02 May 2016

The Connaught Diamond Tiara

Princess Madeleine wears the Connaught Diamond Tiara (Photo: Pascal Le Segretain/Getty Images)

Delicate, antique, and sentimental: the diamond drop tiara of the Swedish royal family has to be one of the most lovely tiaras in a royal collection today. The tiara came to Sweden in 1905 with the country’s new princess, Margaret of Connaught, and has been worn by women in each generation since.

Image: The Grand Ladies Site

Margaret received the tiara as a wedding present from her parents, the Duke and Duchess of Connaught and Strathearn. (Margaret’s father was a son of Queen Victoria and Prince Albert; her uncle was King Edward VII of the UK.) The Connaughts bought the tiara in 1904 from E. Wolff and Co. In the portrait above, painted  by Axel Jungstedt around five years after her marriage, Margaret is depicted wearing two tiaras: the Connaught tiara on her head, and another wedding gift, the Khedive tiara, as an ornament on the bodice of her dress.

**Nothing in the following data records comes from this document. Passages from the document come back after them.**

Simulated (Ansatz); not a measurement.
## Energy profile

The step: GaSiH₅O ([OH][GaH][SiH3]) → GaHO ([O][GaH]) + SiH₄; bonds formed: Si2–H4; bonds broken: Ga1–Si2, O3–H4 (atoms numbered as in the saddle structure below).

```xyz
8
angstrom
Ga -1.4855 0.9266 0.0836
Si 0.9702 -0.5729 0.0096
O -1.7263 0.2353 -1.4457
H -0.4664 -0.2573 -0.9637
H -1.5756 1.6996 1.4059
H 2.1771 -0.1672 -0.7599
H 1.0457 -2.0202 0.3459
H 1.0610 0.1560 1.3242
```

Princess Margaret didn’t wear a tiara at her wedding, but the Connaught tiara has adorned the heads of other Bernadotte brides and princesses. Princess Christina wore the tiara in 1974 when she married Tord Magnuson. Although many Bernadotte brides wear the family's Cameo Tiara, Princess Christina almost certainly wore the Connaught as a tribute to her mother, Princess Sibylla, who had died a year and a half earlier.

Photo: Keystone/Hulton Archive/Getty Images

Within the family, the tiara is most frequently linked to Princess Sibylla. The tiara became so associated with her that it is sometimes simply called “Sibylla’s tiara.” She regularly wore the Connaught tiara at events like the annual Nobel ceremony and the opening of the Riksdag, Sweden's parliament. Above, she wears the tiara during the Nobel ceremony in 1948.

Photo: Pascal Le Segretain/Getty Images

Today, the tiara is owned by King Carl XVI Gustaf, who inherited it from Princess Sibylla. It is apparently a personally owned piece, not a part of the family’s jewel foundation. Shortly after he inherited the throne, the tiara became a touching link between Carl Gustaf's late mother and his new wife. Then still Silvia Sommerlath, she donned the late Princess Sibylla's tiara for the performance at the Royal Opera House on the night before her wedding in 1976. Silvia has continued to wear the tiara regularly throughout her husband's 40-year reign.

Photo: Sion Touhig/Getty Images

In recent years, Silvia's two daughters have also begun wearing the tiara. Princess Madeleine has been wearing the tiara's diamond drops as pendants on a simple necklace for more than a decade. (The entire tiara can also be taken off its frame and worn as a diamond loop necklace.)

Photo: Pascal Le Segretain/Getty Images

Madeleine also famously wore the tiara at Crown Princess Victoria’s wedding in 2010, pairing it with the family's gorgeous Processional Necklace. The tiara choice was a last minute switcharoo, apparently — the press releases from the day had Madeleine’s tiara wrong, and as you can see in the photo above, the base of the tiara was still wrapped in dark material to match her mother’s hair. Some thought Madeleine might choose this one for her own wedding, but she ended up wearing her mother's modern fringe tiara instead.


In 2015, Crown Princess Victoria also began wearing the tiara. She wore it in public for the first time at the wedding of Prince Carl Philip and Princess Sofia in June.

Photo: Pascal Le Segretain/Getty Images

Victoria also paired the tiara with pieces from the family's amethyst parure at last December's Nobel ceremony. In the photo above, you get a good sense of the way the tiara's drops move as the wearer moves.

Photo: Pascal Le Segretain/Getty Images

The Nobel banquet often gives us the rare chance to see unique perspectives of the Bernadotte tiaras; above, you can see the tiara from the back (as well as the gorgeous diamond and amethyst brooch in Victoria's hair).

Note: this is an updated version of an earlier post, with new text and images.